From Samantha’s many escapades with men to Charlotte’s “addiction” to her Rabbit vibrator, Sex and the City was always a sex positive show. But how does it hold up in the #MeToo era of 2018?
Sex and the City premiered in 1998, the year that the Monica Lewinsky-Bill Clinton scandal broke in January. Whether because it was based on a book series by Candace Bushnell or because of the sexual minefield this created, the show didn’t get political by pretending it existed in the real world.
That doesn’t mean it ignored real-world problems like abuse within relationships, workplace harassment and consent issues. There’s no way that a show about single women and their sex lives — it’s right in the title — would steer clear of their own #MeToo moments.
But how well did it handle them? Would you still recommend a 20-year-old show to the woke young women of 2018? That’s what Cosmos, Cupcakes & Consent: Sex and the City in the Age of #MeToo is going to spend an evening discussing.
Sex and the City in 2018
The Sept. 5 event brings bestselling Sex and the City and Us author Jennifer Keishin Armstrong and SheKnows health and sex editor Dr. Elizabeth Yuko to the stage for a night of revisiting how the show shaped the sexual attitudes of a generation of women. The experts will show clips and discuss them, followed by a raffle with themed prizes.
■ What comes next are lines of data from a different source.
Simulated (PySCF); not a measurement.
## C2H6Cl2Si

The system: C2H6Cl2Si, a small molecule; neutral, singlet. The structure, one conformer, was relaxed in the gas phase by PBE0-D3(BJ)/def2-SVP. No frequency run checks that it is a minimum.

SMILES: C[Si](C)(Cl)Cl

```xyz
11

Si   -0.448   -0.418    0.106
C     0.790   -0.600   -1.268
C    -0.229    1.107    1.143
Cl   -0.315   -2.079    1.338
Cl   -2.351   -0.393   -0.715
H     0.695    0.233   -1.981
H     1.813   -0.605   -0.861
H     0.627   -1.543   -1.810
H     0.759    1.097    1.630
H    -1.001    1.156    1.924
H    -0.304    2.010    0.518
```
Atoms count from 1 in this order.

Whatever the panelists and audience decide, the whole evening supports a good cause: All proceeds benefit the National Women’s Law Center’s #TimesUp Women’s Legal Defense Fund to help those experiencing harassment in the workplace.
Cosmo, Cupcakes & Consent: Sex and the City in the Age of #MeToo takes place Sept. 5 at 7:30 p.m. at Spreadhouse Cafe, 116 Suffolk St. Tickets are $30-$50.